Looking for something less upscale and noisy? Look no longer, visit one of the most serene beaches along the Syrian coast: Wadi Qandil.
Referred to by some as the "magical place", with the unique intersection of sea, mountain, and river in a temperate micro-climate, to some it is the most beautiful beach in the area, embracing diverse visitors – from families of limited income, to youths searching for a peaceful place to put up their tents and sleep on the beach, to others still looking for a weekend which can combine a quiet lazy day combined with noisy and boisterous musical nights.

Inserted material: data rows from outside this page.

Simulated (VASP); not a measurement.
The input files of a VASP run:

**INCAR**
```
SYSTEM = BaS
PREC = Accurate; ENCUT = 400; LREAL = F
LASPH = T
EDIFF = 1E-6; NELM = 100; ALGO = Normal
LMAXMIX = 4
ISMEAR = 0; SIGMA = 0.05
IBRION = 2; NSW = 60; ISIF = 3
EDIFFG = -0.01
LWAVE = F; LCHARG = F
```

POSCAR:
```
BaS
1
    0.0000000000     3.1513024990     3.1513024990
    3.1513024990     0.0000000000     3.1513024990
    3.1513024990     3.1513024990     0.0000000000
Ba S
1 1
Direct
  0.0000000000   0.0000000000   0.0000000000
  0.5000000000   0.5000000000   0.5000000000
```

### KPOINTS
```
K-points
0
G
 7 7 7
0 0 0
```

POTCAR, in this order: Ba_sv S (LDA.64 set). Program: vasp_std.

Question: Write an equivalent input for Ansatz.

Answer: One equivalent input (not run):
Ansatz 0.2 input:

From Burning Man drug and music nights to a now gentrified nature resort, Wadi Qandil has a strange energy that bewitches all those that visit it. Read all about it:
Mountain, sea, river and trees in Wadi Qandil, Syria’s undiscovered bastion of chill vibes in a peaceful and unpolluted stretch of hope and beauty missed by the war machine
A Mountainous Road and Good Food
In order to reach the "magical place" however, we have to undertake a 25 kilometers journey north of Latakia and then detour from the highway to a side road which passes through a variety of villages dispersed amongst the mountains before reaching Wadi Qandil. Here we should not forget to take a stop at an oven which makes Tandoor bread – with the Tandoor oven a common feature in many households of these villages – before finally enjoying a Fiteer (pizza-like pastry) stuffed with cheese, cottage cheese or Za'atar with the required cup of tea on the side.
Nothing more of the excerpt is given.